Luna Rossa comes out to race as the International Jury uphold their protest

I’m not sure which piece of news I was most surprised by, the fact that Luna Rossa was going to race after declining to turn up to their opening match against the Kiwis on Sunday, or that the protest by the same teams over a rule change to the rudders in the 37 recommendations had been upheld by the international jury.

What was clear was that the two issues were linked. Luna Rossa had said that it could not compete in the opening stages of the Louis Vuitton challenger series while their protest was outstanding. (The Kiwis took a different view and raced alone). But on Thursday morning the jury presented its decision in which it upheld the protests by the challenging teams and agreed that the proposed changes to the design of the boats could not be made solely by the regatta director.

Luna Rossa had said earlier that if the ruling went against their protest then they would consider withdrawing, while the regatta director Ian Murray had said that he would consider cancelling the event if his recommendations were not accepted. Just a few days into the event and the Cup had reached one of its familiar stand offs.

So as the news of the Jury’s decision was announced, the Italians confirmed that they would turn up to their race, their second in the series, in which they would face Artemis. Except the Swedish team wouldn’t be there as they are still preparing their boat. (According to Nathan Outteridge who was a guest commentator on the live race coverage, the team hopes to have boat two in the water in around 10 days for its first sailing trials.)

So once again, the racing in the Louis Vuitton Round Robin was a one sided affair with Luna Rossa going through the motions on a course that was shortened to just one full lap. Having said that, their parade was as revealing as the Kiwi’s of the last two days.
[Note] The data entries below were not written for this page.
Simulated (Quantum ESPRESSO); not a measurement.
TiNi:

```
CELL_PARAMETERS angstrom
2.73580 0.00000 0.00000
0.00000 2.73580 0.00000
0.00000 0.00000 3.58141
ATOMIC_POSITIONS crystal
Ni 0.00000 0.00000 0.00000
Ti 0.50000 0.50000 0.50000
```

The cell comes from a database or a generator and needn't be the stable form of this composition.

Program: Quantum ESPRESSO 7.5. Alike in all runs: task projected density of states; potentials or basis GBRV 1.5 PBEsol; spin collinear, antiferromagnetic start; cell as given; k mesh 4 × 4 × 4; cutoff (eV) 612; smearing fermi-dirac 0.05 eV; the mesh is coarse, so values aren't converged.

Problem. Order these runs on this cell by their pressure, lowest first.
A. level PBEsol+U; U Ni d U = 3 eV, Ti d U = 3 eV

For starters there’s clearly no missing the Italian boat and team that actually has four Brits among its ten crew including helmsman Chris Draper, Finn sailor Giles Scott, David Carr and Nick Hutton. The glistening silver hulls of their AC72 is matched by their silver, sculptured, body armour and sailing kit that wouldn’t look out of place on the set of Star Wars. Shiny silver robots on a shiny silver boat.

Their performance around the 12 nautical mile course was interesting. Faced with less breeze, (around 13knots but with gusts), than the Kiwis had had two days before, Draper and his crew looked far less polished in the opening stages of the race, particularly downwind. On the first gybe the silver dream racer looked on the edge as her windward hull lifted high, the leeward bow went down as the whole outfit started to get out of shape going into the manoeuvre. Seconds later Draper aborted the gybe, bringing the bows up to settle her down before completing the manoeuvre successfully. Had they been under pressure from a competitor they could easily have been forced over the electronic boundary or worse still, into a dodgy gybe.

Nevertheless, their later gybes improved as they settled down, but their jittery style was a reminder that boat handling rather than raw speed is likely to be the most influential factor in the 34th America’s Cup.

What we couldn’t see were issues aboard the boat that were causing concern.

“We had a small issue with the daggerboard system on the right,” said skipper Max Sirena. “A $1 piece could’ve compromised the race, but at the end we managed the breakdown. The little breakdown could’ve compromised a foiling jibe or even some tacks, but the goal was to finish the race and I’m pretty happy about that.”

(Interestingly the Kiwis also admitted to a similar breakdown just before their second race.)

Upwind the Italians’ tacks were proficient but looked slower than their Kiwi counterparts, yet once up to speed they showed a similar pace at around 20knots uphill and 35knots downwind.

Luna Rossa completed the 12.07-nautical-mile course in 28 minutes, 58 seconds, maintaining an average speed of 24 knots and reaching a top speed of 34.2 knots.

So now the Italians are back in the game, Saturday promises to be a fascinating day in San Francisco as the Kiwis and Italians go head to head in race four of the LV Round Robin. Given the dockside chatter that the Italians have been considerably slower than the Kiwis in training, it will be interesting to see for ourselves. I spoke to Sirena a few weeks ago, just as the rumours of the difference in pace were doing the rounds, but also just as the Italians were receiving their latest set of dagger boards.

“The speed difference with different dagger boards is incredible,” he told me. “You can easily gain 4 knots just with a different type of foil.”

The team has been busy over recent months, changing and refining the configuration of its boat which includes a new wing, new rudders and a revised deck layout, so their performance could well have taken a hike. But their crew work will need to step up to that of the Kiwis if they are to succeed on Saturday.

So as the battle on the water starts for real, we can only hope that the one ashore has died down – but then this is the America’s Cup, where surprises are all part of the game.